On March 23, the China (Taiwan) Society of International Law (CSIL) formally submitted its position paper on the legal status of Itu Aba Island (Taiping Island, 太平島) to the Philippines versus the People’s Republic of China (PRC) proceeding at the Permanent Court of Arbitration in The Hague.
The court would soon clarify the legal status of the Spratly Islands (Nansha Islands, 南沙群島) as islands or rocks, including Taiping, which has been under Taiwan’s effective control consistently since 1946.
President Ma Ying-jeou (馬英九), a Harvard-educated lawyer, is also a past president of CSIL, a current board member and the editor of its English-language yearbook. Obviously, the CSIL has kept pace with Ma’s South China Sea policy.
The Ma-CSIL position resonates eerily with that of the PRC, though it makes technical sense in international law, especially under the UN Convention on the Law of the Sea (UNCLOS). Both the Republic of China’s (ROC) “11-dash line” and the PRC’s “nine-dash line” have been used to rationalize China’s de jure jurisdiction in the South China Sea.
Notably, the paper submission gives the ROC no significant benefit because the UNCLOS is merely the basis of determining lawful use and control of the sea given sovereign territories of states, not the title of them, involving no legal effect on the ROC’s sovereignty claim over Taiping.
On the contrary, the submission only benefits the PRC claim’s that Taiwan, which exercises the effective control over Taiping, is a part of its territory. No wonder US President Barack Obama’s administration in January expressed profound displeasure with Ma’s one-day visit to Taiping, with his intent to reinforce the ROC’s region-wide claimant status there.
The ROC has no significant economic interests in retaining Taiping. Located far from the main island of Taiwan, its fishing boats do not operate in the waters around the Spratlys in general and Taiping in particular.
Certainly, there is some great potential in oil and natural gas reserves beneath the seabed, but the ROC and its private sector do not have sufficient technology and capital for exploration and development. It might be possible to earn through granting concessions to foreign developers, but would necessarily be entangled in intense political battles with competing claimants, involving significant military risks. It is simply not worth committing such risks, given the ROC’s weak international legal standing and lack of diplomatic recognition.
Militarily, Taiping appears indefensible against possible PRC invasion. In wartime, it would not be feasible to dispatch ROC naval surface combatants there without air cover, while subjected to the PRC’s significant submarine warfare capability.

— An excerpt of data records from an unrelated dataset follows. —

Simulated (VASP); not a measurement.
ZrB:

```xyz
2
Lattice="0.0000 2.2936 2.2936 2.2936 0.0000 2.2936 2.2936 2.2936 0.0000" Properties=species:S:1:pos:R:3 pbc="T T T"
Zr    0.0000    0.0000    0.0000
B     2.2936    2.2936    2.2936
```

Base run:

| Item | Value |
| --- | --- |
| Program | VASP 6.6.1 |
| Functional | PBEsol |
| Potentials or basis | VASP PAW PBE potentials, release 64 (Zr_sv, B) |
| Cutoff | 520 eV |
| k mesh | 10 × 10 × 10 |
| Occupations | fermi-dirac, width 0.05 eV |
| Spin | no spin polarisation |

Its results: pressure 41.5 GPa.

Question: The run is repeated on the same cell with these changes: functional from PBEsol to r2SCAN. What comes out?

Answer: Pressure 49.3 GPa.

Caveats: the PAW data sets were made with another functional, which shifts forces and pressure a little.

Fully aware of this limitation, the ROC only deploys limited coast guard defense forces as a token of its effective control. True, the US plays the sole security guarantor role for the people of Taiwan, but its ambiguous yet significant security commitment will probably not be extended to the defense of Taiping, except under peculiar circumstances.
Apparently, Taiping for the ROC is a liability, rather than an asset, but the ROC must neither give up its de jure claim nor effective control over it. The ROC’s unilateral move to change its de jure territory would unnecessarily provoke the PRC to insist on the ROC’s observance of the so-called “1992 consensus” and “one China, different interpretations” framework.